Writing Prompts: The Mandela Effect

One of the more intriguing apps I recently downloaded is ‘NGL’, or ‘Not Gonna Lie’. The app enables people to anonymously ask you questions via Twitter (though, if one is inclined to pay, one can find out who asked what). There are some risks posed by this app (I’m aware of people getting abuse via it), but all in all, it’s a bit of fun, and it’s opened the pathway to some interesting questions, including the one above.

The Mandela Effect is a phenomenon whereby large groups of people collectively misremember something, or collectively remember something that didn’t actually happen. Via Good Housekeeping, there are a great many examples.

The first is the one that inspired the name of this phenomenon. Former South African President and civil rights activist Nelson Mandela died in 2013, yet there are many, many people around the world who believe he died in the 1980s, during his incarceration. I’ll confess to not understanding this particular example, but then again, I’ve got a few of my own.

The 2005 film Robots was a reasonably entertaining movie, but when my future wife and I saw it at the cinema, I was utterly convinced that Tobey Maguire played the lead character of Rodney Copperbottom. When the film came out on DVD, and we rewatched it, I was stunned to realise that Ewan McGregor played Copperbottom.

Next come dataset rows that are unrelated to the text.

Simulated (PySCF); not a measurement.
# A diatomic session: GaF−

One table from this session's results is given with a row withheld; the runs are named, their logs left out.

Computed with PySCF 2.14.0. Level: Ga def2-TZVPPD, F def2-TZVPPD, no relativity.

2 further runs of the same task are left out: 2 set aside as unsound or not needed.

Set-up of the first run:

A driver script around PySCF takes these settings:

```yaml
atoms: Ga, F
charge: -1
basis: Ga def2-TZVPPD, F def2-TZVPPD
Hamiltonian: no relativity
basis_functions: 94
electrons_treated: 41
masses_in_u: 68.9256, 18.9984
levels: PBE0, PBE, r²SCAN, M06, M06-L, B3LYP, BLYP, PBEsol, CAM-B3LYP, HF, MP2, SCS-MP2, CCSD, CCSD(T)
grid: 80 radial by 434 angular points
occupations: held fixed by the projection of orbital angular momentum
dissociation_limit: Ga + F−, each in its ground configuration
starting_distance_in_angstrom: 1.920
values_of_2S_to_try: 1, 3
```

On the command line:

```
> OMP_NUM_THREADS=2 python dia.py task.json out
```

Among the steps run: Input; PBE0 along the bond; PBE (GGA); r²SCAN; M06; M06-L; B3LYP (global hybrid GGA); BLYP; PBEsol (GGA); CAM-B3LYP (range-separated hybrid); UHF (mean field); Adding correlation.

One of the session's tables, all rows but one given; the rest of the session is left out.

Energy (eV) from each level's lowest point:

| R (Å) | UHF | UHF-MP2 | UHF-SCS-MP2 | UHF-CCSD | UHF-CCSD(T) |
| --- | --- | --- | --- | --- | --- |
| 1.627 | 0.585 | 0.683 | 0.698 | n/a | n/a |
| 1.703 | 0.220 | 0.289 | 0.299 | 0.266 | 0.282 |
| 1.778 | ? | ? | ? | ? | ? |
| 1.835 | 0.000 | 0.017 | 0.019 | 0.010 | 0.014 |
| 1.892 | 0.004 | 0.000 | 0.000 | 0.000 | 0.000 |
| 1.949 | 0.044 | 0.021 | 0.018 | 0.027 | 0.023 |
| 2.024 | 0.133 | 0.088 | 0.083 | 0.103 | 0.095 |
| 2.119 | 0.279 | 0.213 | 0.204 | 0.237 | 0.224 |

I guess my own individual experience of the effect is not quite in the same league as other examples! There is a product called Febreze, that a lot of people, myself included, refer to as Frebreeze (and it so happens to be one of Good Housekeeping’s examples). The line ‘Luke, I am your father,’ never actually gets spoken in Star Wars; the line is ‘no, I am your father.’ Captain Kirk never said ‘beam me up, Scotty’ in Star Trek. The line is ‘beam me up, Mr Scott.’

The Mandela Effect goes to show how memories can be fluid, and how now more than ever, with so much information and disinformation, nothing should be taken for granted.